The other was that the structures of domestic financial markets were pretty
fragile. In particular, the pre-1986 gilt market was dependent on the
market-making capacity of not-very-heavily-capitalised jobbing firms. In that
structure, auctions of gilts, to achieve certainty about the quantity of
official sales, were just not feasible, because the market makers lacked the
capacity to underwrite them. Against this background, it is hard to understand
the Bank’s lack of interest in alternative market structures, such as the ARIEL
project, which it rejected for rather feeble reasons in 1976.

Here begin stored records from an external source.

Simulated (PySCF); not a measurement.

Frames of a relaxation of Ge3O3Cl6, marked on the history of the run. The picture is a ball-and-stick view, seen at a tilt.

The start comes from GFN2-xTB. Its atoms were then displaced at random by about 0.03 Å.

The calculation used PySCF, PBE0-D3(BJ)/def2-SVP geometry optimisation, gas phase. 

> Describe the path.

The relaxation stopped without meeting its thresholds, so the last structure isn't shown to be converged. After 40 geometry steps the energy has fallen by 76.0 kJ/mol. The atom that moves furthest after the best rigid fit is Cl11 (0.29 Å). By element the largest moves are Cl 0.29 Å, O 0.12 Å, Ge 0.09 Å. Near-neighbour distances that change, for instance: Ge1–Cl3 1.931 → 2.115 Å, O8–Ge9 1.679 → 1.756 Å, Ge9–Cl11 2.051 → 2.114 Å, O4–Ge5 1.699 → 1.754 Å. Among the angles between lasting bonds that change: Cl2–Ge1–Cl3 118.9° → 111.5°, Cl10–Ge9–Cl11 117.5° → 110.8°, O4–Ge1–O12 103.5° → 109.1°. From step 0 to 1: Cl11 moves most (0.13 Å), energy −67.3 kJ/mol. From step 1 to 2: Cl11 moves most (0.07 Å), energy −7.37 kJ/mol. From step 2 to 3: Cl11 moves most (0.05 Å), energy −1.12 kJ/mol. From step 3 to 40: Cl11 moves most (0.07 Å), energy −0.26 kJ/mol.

The main thing that the Old
Lady did that Professor Capie thinks she ought not to have done is the Lifeboat
operation, and associated bank rescues, after the secondary banking crisis in
the 1970s. These ensured that no authorised bank failed. Professor Capie thinks
that it was a bad idea, though well-executed, and that “the same result might
have been achieved at much lower cost and without the danger of generating
moral hazard.” Such judgments are notoriously hard to make, particularly in the
heat of the moment. In this case, Gordon Richardson clearly thought that the
crisis threatened to have systemic consequences and that the operation was justified
in order to contain them, and in the light of the prevailing financial and
economic chaos of the time, it seems to me likely that he was right. These
days, an operation of that sort would have to be approved by the Chancellor,
because of the possibility of financial losses. Denis Healey was indeed consulted
at the time, and “indicated that he regarded it as a matter for the banking
sector to sort out.” (page 584) This may perhaps be regarded as tacit approval
for the rescue operation, from someone who was perhaps relieved not to have to
take responsibility for it.
Even for someone who worked
in the Bank of England for part of the period, the book contains some
surprises. One of them is the extent of the role and influence of John Fforde,
one of the first economists recruited by the Bank, but not widely recognised
outside official circles, except as the author of the preceding history of the
Bank. He is quoted extensively by Professor Capie, and the book reveals both
his intense clarity of thought and his persuasive mastery of the English
language. Charles Goodhart’s prominence is less surprising, and happily he is
still Britain’s leading monetary economist, more than 40 years after he first
joined the Bank.
All history, and all reviews
of history books, including this one, are written with the benefit of
hindsight. The recent financial crisis exposed a gulf between thinking about
monetary policy and thinking about bank supervision, which has been always
perceived by its practitioners as a mainly micro-economic activity. (For a discussion of an
earlier appearance of this gulf, see Ivo Maes, “Alexandre Lamfalussy and the
origins of the BIS macro-prudential approach to financial stability,”
forthcoming in PSL Quarterly Review.) Communication
between supervisors and those responsible for monetary policy in the Bank of
England was, in my recollection, not close. One reason is that it was hampered
by the confidentiality provisions of the Banking Act, and probably also by the
fact that the supervisors were preoccupied above all with the institutions for
which they were regarded as responsible. The latter was not entirely
surprising, since if any bank got into difficulties which became public
knowledge, the public reaction was (and still largely is) invariably to put all
the blame on the supervisors. Supervision was a highly risky occupation. More
fundamentally, the objectives of supervision were never, to my mind, adequately
defined or codified, so that it was impossible to relate them to the other
functions of the Bank. I think that this lack of communication was harmful to
the Bank of England, perhaps to other central banks as well, and, more
important, to the economy at large.
Professor Capie illuminates
all these issues with an impressive exposition, both of the facts and of the
debates that preceded important decisions. Recent events have been a reminder
of the importance of understanding economic history as well as economic theory,
and anyone interested either in the history of the period or in current
monetary policy is recommended to read his book.
Bill Allen was formerly Deputy Director of the Bank of England in each of its three main areas: Monetary Stability;
Markets; and Financial Stability.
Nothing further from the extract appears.